BOOKER award-winning author, John Banville, has said: “I have always wanted to write a ghost story. I’ve always wanted to write an erotic novel, and always wanted to set something in Venice – and this is as near as I get.”

In Venetian Vespers (Allen and Unwin, $34.99), he certainly follows, perhaps not as successfully, in a literary tradition.
Banville comments: “Couples have been coming unstuck in Venice since Othello and Desdemona. There are the Baxters in Daphne du Maurier’s short story Don’t Look Now, Mary and Colin in The Comfort of Strangers by Ian McEwan… and while the love affair in Thomas Mann’s Death in Venice exists only in Von Aschenbach’s mind, the city is still his undoing.”
Banville’s dark gothic Venetian journey is set in the late 19th century. The narrator, Evelyn Dolman, a middling English writer, has just married Laura Rensselaer, the disinherited daughter of a rich American. They decide on a midwinter honeymoon in Venice, which will prove to be Evelyn’s undoing.
The couple stay in Count Barbarigo’s Palazzo Dioscuri ,but Dolman is to reflect on the nobleman: “The fellow was a charlatan, another player in the hackneyed performance that had been started up for the direct benefit, as it seemed, of my wife and me from the moment we first landed.”
Dolman becomes almost a marionette in a Venetian masque. On arrival, he leaves Laura to sleep and meets Freddie FitzHerbert, who claims to be an old school friend, yet Evelyn can’t remember him, and his sister Cesca with whom Evelyn becomes besotted.
The drunken Dolman returns to the palazzo, sexually abuses Laura and wakes up the next morning to find she has disappeared. Dolman’s world unravels as the police investigate Laura’s disappearance. Dolman is being set up but by whom and for what purpose?

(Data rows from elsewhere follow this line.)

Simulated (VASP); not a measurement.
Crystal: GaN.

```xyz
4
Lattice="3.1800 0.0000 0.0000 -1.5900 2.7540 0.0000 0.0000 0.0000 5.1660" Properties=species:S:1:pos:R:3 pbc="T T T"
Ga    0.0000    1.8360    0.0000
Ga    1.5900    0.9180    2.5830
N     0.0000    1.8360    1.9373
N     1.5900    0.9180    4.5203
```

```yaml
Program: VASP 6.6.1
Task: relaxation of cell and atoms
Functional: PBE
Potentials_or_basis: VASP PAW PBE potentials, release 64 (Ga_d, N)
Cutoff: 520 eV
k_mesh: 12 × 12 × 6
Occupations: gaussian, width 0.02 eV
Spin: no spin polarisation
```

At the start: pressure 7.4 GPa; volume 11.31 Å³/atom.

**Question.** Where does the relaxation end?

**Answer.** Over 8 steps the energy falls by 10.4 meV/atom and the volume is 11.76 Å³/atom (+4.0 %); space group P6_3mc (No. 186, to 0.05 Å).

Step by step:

Venetian Vespers echoes Henry James in linguistic richness, but lacks the subtlety of Banville’s recent crime fiction. His characters are almost caricatures, such as the distant and elusive Laura, Freddie. the public school cad and Rosalie, the sexually teasing serving maid in the palazzo. So, ultimately suspend disbelief and go with the melodramatic Venetian flow.